So I knowingly injected myself into the debate about shooting penned animals a couple of weeks ago. To that extent, I have no one to blame but myself for the fact that I spent the last hour responding to Mr. Albert Rasch again. Below is that response:

I’ll start by saying that I have no financial interest of any kind to any type of penned animal shooting operation. I’d hope that anyone else who comments here will make clear if they have the same unbiased starting point.

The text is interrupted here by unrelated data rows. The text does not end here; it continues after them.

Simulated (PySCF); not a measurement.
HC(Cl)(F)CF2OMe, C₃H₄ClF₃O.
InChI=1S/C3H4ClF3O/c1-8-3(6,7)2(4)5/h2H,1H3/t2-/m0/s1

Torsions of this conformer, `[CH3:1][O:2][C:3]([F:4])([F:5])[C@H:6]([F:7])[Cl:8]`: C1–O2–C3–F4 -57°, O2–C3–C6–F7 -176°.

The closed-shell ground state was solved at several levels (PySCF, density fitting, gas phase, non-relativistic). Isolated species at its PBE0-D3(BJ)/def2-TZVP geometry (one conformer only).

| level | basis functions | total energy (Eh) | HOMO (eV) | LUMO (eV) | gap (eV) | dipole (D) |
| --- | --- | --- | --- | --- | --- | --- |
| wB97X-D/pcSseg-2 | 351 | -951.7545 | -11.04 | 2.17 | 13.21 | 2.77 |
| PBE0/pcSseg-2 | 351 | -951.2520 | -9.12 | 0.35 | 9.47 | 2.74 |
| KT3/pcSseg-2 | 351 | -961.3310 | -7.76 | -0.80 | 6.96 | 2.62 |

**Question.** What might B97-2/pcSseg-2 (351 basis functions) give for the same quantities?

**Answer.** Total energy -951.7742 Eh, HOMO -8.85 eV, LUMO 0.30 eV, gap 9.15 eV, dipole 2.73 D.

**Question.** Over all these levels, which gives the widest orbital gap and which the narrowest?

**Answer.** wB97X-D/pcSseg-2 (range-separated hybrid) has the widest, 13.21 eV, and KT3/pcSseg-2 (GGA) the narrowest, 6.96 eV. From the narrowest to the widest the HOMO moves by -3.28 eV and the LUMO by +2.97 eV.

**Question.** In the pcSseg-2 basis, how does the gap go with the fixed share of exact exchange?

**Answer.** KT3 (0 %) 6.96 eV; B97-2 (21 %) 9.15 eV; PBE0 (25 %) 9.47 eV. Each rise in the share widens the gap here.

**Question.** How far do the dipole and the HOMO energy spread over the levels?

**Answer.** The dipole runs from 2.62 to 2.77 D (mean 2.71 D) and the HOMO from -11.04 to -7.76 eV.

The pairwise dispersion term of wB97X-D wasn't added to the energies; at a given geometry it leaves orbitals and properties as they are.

In a piece by Field and Stream a couple of years back they interviewed an elk guide who had led hunters into the Selway-Bitterroot Wilderness. Seeking a more regular income stream he took a job at Big Velvet Game Ranch in Montana. Here’s the quote from that piece:

What disturbed him most, though, was the contrast between real elk hunting and what was being fabricated at the ranch. “If the clients told me that they wanted it to be like a real hunt, the first day I’d drive them around a part where there were no elk, and we’d walk downhill along the ridges awhile. Then the next day, we’d drive up and get one.” Their primary interest lay in what the animals would score on the Boone and Crockett scale, says Butler. “The experience just doesn’t mean anything to them.”

This is the essence of my point. Killing an animal that is artificially restrained isn’t hunting. Maybe it seems like hunting, particularly to someone who doesn’t know any better, but it’s not. Attending fantasy camp doesn’t make you a major leaguer, and it’s only providing a distant approximation of the major league experience.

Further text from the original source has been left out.